Mountain flying combines several hazards covered individually in other lessons. Here is a consolidated overview focused on weather-induced hazards.

1. Mountain waves and rotor

With wind ≥ 25 kt perpendicular to the ridge, standing waves form with lenticularis clouds and a rotor in the valley downwind (see dedicated lesson Mountain Waves / Lee Waves (Standing Waves)).

Key risks:

  • Structural load from strong vertical winds,
  • Uncontrolled descent downwind of the ridge,
  • Altimeter oscillation.

2. Valley and slope winds (anabatic / katabatic)

Daytime — anabatic wind (up-slope)

  • Sun-heated slopes warm → warm air rises along the slope.
  • Wind in small valleys upward (from valley to ridge).
  • Strength: 5–15 kt; on extremely hot days more.

Nighttime — katabatic wind ("fall wind")

  • Slopes cool by radiation; cold air falls down the slope.
  • Wind in small valleys downward.
  • Strength: 5–20 kt; in large glacier regions (Antarctica, Greenland) up to 100 kt extreme.

Consequence for PPL:

  • At mountain aerodromes: align runway with the day wind — possibly different direction by day and by night.
  • Valley wind can strongly affect approaches — visual approaches in narrow valleys require allowance.

3. Föhn

Föhn is a warm, dry lee wind downstream of a mountain ridge — formed when moist air rises on the windward side (condensing, raining out) and descends dry-adiabatically on the lee side (see Local winds).

Dangers:

  • Sudden strong wind on the lee side (often 50–80 kt gusts).
  • Heavy turbulence and mountain waves.
  • Dryness (relative humidity < 20%) → higher fire risk, fatigue, airway irritation.

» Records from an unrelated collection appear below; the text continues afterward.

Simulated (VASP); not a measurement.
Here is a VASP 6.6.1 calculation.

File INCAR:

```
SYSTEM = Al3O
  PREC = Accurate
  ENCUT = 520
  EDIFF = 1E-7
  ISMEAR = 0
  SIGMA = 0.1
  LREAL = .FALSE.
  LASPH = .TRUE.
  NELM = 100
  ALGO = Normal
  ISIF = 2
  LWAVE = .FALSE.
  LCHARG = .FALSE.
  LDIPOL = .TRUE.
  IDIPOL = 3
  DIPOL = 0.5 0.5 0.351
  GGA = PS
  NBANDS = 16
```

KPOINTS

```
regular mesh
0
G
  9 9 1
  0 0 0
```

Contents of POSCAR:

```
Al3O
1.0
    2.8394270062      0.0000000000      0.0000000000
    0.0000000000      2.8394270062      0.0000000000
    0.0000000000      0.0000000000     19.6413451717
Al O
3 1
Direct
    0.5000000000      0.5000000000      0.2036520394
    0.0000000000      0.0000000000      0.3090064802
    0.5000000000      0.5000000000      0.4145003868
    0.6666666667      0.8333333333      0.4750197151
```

In the Northern Alps: typically with southerly flows (south Föhn).

4. Radiation inversion in valleys

At night strong radiation inversions form in valleys with:

  • Ground fog or low stratus,
  • Very poor visibility below,
  • Clear visibility above the inversion.

Consequence: morning departure from a valley may be impossible until the inversion breaks (often 10–11 local).

5. Icing in the mountains

Mountains force moist air to rise → clouds on the mountain are often cold (below 0 °C) → icing risk much higher.

Typical:

  • Orographic clouds along ranges with westerly winds.
  • Structural icing in upslope conditions severe and rapid.

PPL(A) without anti-icing: avoid mountain regions with clouds.

6. Downdrafts behind mountains

Downwind of a range: strong downdrafts caused by:

  • Mountain waves (see above),
  • Föhn wave,
  • Rotor zone.

Classic accidents: VFR pilot who "merely" crosses a ridge and is pressed against the lee slope.

7. CFIT risk (Controlled Flight Into Terrain)

Dramatically increased in mountains:

  • Minimum altitudes become inadequate with declining visibility.
  • Clouds hang on the mountains.
  • Valley approaches can lead into dead ends.

Counter-measures:

  • MORA / MSA from VFR chart strictly observed.
  • Approach a valley with reserves — be able to turn back immediately on cloud.
  • Maintain altitude rather than descending in the valley.
  • GPS chart with terrain (Garmin Pilot, SkyDemon).

8. Rapid weather change

In mountains weather can change strongly within 30 minutes:

  • New clouds form on the ridge.
  • Precipitation starts suddenly.
  • Visibility collapses.

Briefing immediately before the flight, not 4 h earlier.

9. Density altitude

Altitude + heat → high density altitude:

  • C172 at mountain aerodrome 5 000 ft AMSL, 30 °C → DA ≈ 8 000 ft.
  • Take-off distance +80%, climb performance halved.

Consequence: mountain aerodromes only with reduced load or density-altitude-adjusted ops.

Operational rules for mountain flying

Before flight:

  • Current weather briefing (max 2 h old).
  • GAFOR route chart (DWD) studied.
  • NOTAMs for military exercise areas in the mountains checked.

In flight:

  • Maintain minimum visual altitudes — don't "creep close to the terrain" because the cloud base is luring.
  • Have a plan B — emergency landing site in the valley noted.
  • When unsure, turn back early — easier with more altitude.

On cloud contact:

  • Immediate 180° standard turn back the way you came.
  • Maintain or carefully climb — never descend.